By David Delloso
Special to The Communitarian
Bob Pescatore, son of the late Harry Pescatore, who owned and operated Sharon Hill Lanes, owns and operates Macdade Bowl of Holmes, Pa. Along with his wife, Anne, and four daughters, Pescatore said he has been committed to creating a safe and fun environment for his customers of all ages and sporting ability over many years.
The Delaware County area once flourished with numerous bowling centers catering to the league bowler. Some houses, including Macdade Bowl, hosted morning, afternoon and late hour leagues, creating a platform for competition and social interactions.
However, this popularity has greatly declined as centers, such as Ridley Bowl, Sharon Hill Lanes and Stoney Creek Lanes, have closed indefinitely.
Bowling, at one time, was a game many would take part in weekly, but this trend has greatly declined, Pescatore believes.
“We used to have leagues that would fill the house,” said Pescatore, in reference to the early 2000s. “There would only be open bowling one night a week.”
With technology becoming more advanced, what was once a game of competition and skill is fast becoming an irregular, luxury outing. This trend is closing the doors of locally owned and operated bowling centers funded by local clientele.
League bowling was also an activity many would participate in regularly, with spouses and/or with friends. The United States Bowling Congress, the nation’s foremost bowling association, reported 4.1 million members in the 1997/1998 season. However, they recorded a 36 percent drop to 2.6 million members in 2006/2007 season.
Despite numbers declining in the national organizations, bowling is still recorded as the third most participated recreational sport nationally, behind biking and walking, by White Hutchinson, a group devoted to leisure entertainment. In Delaware County, out of a large population of children above the age of 6, Hutchinson reported only two out of three were reported to have bowled in 2007.
However, the largest contributor to the termination of the next generation of league bowlers is the next generation of bowling alleys, often referred to as family fun centers. These centers, such as Arnold’s Family Fun Center and AMF’s Round 1, cater to the open bowler or non-league affiliated bowlers.
“These next generation, technologically advanced, corporate alleys [convinced] 67 million people to go bowling at least once in 2014,” said Sandy Hansell, a former center owner, during an interview with USA today in May 2015.
These facilities are driven to produce mass turnouts and cater to those willing to spend more money for a luxury experience, experts say. Therefore, according to sources, Bowlmor, the largest corporate bowling company, is planning to eradicate most league bowling from their centers in the near future.
The Professional Bowlers Association (PBA), is regarded as the leader in bringing back a once national game. In early 2018, Fox sports resigned the PBA to their broadcasting network for the first time since 2000.
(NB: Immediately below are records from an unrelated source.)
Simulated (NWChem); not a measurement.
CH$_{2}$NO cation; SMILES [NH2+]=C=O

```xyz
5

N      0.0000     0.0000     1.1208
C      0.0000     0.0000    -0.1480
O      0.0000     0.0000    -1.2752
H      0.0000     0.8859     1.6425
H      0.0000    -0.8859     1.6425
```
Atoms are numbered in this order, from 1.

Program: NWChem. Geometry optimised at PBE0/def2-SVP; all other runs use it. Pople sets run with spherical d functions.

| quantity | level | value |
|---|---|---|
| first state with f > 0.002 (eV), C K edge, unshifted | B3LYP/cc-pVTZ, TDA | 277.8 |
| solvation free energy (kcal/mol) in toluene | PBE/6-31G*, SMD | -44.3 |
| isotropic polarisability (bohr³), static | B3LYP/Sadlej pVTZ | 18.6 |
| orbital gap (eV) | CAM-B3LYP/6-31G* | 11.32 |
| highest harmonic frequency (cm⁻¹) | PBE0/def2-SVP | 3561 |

Under the new contract, Fox and the PBA will work to find a time slot for weekly bowling. Fox Sports reported as many as 90 million home viewers in 2013.
At one time, bowling telecasts were very popular in many towns. A show named “Bowling for Dollars” was televised by local stations and featured bowlers from the immediate area. Philadelphia based broadcasting stations had rights to the show and would often televise bowlers from the Delaware County area.
Today, Pescatore recognizes that the previous lack of televised advertising and events hurts the sport’s ability to reach a younger player even though Pescatore notes, ironically, that with the rise of social media, the game could potentially reach more kids globally rather than just nationally.
Macdade Bowl is what most bowlers consider a bonafide league house with 24 lanes, no fancy technological age equipment, and a faithful owner and staff. For proprietors like Pescatore, it is a matter of allowing all skill, financial and age levels to enjoy the game, he said.
“People go to Sproul or Wynnewood and will spend more than $4.00 a game[after daytime hours] and more than $3.00 on shoes,” Pescatore says. “Then they come here and see we want $7.00 for two games and shoe rental, flat fee. People don’t want to spend $50.00 to go bowling with their kids.”
Pescatore also understands bowling is kept alive by league goers who annually fund the alleys owners and operators, so he encourages two, three or four friends to form a team and join a league. The ability to watch one’s bowling average rise, win games and watch pins fall always brings the customer back, he believes.
Furthermore, although he realizes the game is hurting, he also acknowledges there is always a chance for improvement by attending the Bowling Expo yearly to learn of the new items and options available to the consumer.
When bowlers want to pursue more than the family fun centers rendition of bowling, they retreat to houses, such as Macdade Bowl.
“We’re seeing more people come through the doors more than ever,” Pescatore said. “It is just developing more ways to keep them coming back.”